Lord Oliver's Test (Swift Investments v Combined English Stores Group)

First, it has to confer a benefit on the land, not just the owner personally. Be a little bit careful here. You can have duality – you can have a covenant the benefits the land and also benefit who also happens to own the land. That's fine, but you can't just have a covenant that benefits the owner personally and is of no benefit to the land at all. We saw that when we looked at easements.

The second condition is that it has to affect the nature, quality, mode of use, or value of the land that has the benefit.

The third condition is that it must not be expressed to be personal. It must not say this covenant is… We don't intend that benefit of this covenant to run with the land; this covenant is personal.


Federated Homes v Mill Lodge Properties Ltd.

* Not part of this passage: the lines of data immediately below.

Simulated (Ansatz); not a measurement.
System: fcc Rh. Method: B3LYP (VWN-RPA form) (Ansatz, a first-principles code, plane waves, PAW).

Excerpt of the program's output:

Section 78 was ignored until we had Federated Homes coming along and saying "oh look at what it does.” it says provided that the covenants are not personal, the benefit of the covenants is automatically attached. Basically it is implying the intention. It is saying that when the parties entered into the covenants, we are going to imply that they intended the benefit to run.


If rules for the BENEFIT pass (EQUITY)

For the benefit to pass an equity you have to show that the covenant touches and concerns the land. It must not be personal. We have heard that before, and again we are looking at Lord Olivers test.

You have to show that the benefit has been, and there are three options here, either: A) expressly assigned, or B) expressly annexed, or C) impliedly annexed as a result of section 78 LPA 1925.

Express assignment: Again, this has to happen at the same time of the transfer. The only difference is that this time because you are assigning in equity, it is slightly easier. You don't have to give notice basically. Express assignments never happen. Elaine has never seen them happen.

Express annexation: So that's where you make it clear when you create the covenant that you want the benefit of the covenant to become attached to the covenantee’s land. You have to go back to when the covenant was created. You go back to the transaction between Yana and Anna when the covenant was created, and you look at the document between them when they created the covenant. Did the wording of the document they created the covenant show and express intention that the parties wished to attach the benefit of the covenant to this piece of land here – Anna’s land – so that whoever owned Anna’s land, because they own the land, would get the benefit of the covenant. You are showing a clear intention that you want the benefit to be attached to and run with the covenantee’s land.

Implied annexation: if the covenant is created on or after 1 January 1926, then section 78 implies the intention, provided the covenants are not personal. Even if that wording is not set out in the document that created the covenants, the document between Yana and Anna, the created the covenants… Even if that wording is not set out, provided that the covenant was created on or after January 1, 1926, and the covenant is not personal, the wording is implied.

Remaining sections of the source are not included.